Module 2 Week 3 Day 12 Challenge Part 3
In this tangential quadrilateral, a quadrilateral which has a circle inscribed inside it, we saw that we can draw four kites inside it.
What's so special about kites anyway, and why does everybody get so so excited when they see a kite?
Let's start by drawing the four tangent points of the tangential quadrilateral, which I've marked here:
Next we connect these four tangent points to the center of the circle, to get four kites, which I've colored here in four different colors.
So, what's so special about kites?
They have two pairs of congruent sides, which you can see in the top left picture. The \(\textcolor{green}{\text{green}}\) sides are the same length, and the \(\textcolor{orange}{\text{yellow}}\) yellow sides are the same length.

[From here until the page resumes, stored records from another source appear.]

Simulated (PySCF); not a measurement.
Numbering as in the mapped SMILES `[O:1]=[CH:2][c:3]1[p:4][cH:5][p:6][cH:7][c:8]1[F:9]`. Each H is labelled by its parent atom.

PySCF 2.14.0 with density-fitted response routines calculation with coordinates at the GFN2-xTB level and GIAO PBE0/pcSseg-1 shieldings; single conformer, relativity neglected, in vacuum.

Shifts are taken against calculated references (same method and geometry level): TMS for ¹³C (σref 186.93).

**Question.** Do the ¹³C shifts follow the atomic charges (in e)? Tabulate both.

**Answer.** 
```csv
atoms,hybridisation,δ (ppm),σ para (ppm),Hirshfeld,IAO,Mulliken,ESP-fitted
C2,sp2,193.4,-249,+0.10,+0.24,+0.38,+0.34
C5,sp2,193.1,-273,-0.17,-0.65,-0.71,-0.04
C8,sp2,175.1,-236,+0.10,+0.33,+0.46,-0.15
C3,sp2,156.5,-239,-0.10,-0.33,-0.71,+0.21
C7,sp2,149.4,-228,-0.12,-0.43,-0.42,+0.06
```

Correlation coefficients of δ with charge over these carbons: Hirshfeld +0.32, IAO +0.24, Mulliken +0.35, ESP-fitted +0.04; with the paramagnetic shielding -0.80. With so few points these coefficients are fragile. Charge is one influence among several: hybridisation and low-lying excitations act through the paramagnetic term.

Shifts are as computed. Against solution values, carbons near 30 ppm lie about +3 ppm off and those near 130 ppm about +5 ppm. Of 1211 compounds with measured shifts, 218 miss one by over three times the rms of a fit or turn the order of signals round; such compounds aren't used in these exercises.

They have opposite angles which are supplementary; i.e. that add up to 180°, which you can see in the top right picture. Why is this useful? Well, you could perhaps angle chase to find all the angles, and discover that a special angle like 30° or 45° pops out at you. Another reason is....
We learned in the Day 8 lesson about cyclic quadrilaterals. For any given quadrilateral, if opposite sides of it are supplementary, then the quadrilateral is cyclic. In other words, it can be inscribed inside a circle. Well, that's what we can do with our kite! Since its opposite angles add up to 180°, we can inscribe it in a circle! This is illustrated in the bottom-right image in the picture above.
Okay, but what can you do with an inscribed quadrilateral? Well, lots of things! You can show that some of the angles are actually the same measure, since they inscribe the same arc of the circle.
The two blue angles have the same measure, since they both inscribe the red arc of the circle.
The diagonals of a kite intersect at a right angle, as you can see in the picture below.
Using the property from 1.), we get two red right triangles that are congruent to each other and two yellow right triangles that are congruent to each other. We know that we can use the Pythagorean Theorem here. But wait! Using the property from 3.), since those two blue angles were the same, we know that the yellow right triangle is similar to the red right triangle!
Not only that, the blue right triangle is also similar to the red and yellow right triangles, so we have every triangle similar to every other triangle! We could use ratios to find the different lengths of the different line segments in this picture. Along with the Pythagorean Theorem, you can find a lot of side lengths with just a tiny bit of initial information.
I hope this shows you why kites are so nice to have around. Whenever you see a kite, you should be really glad!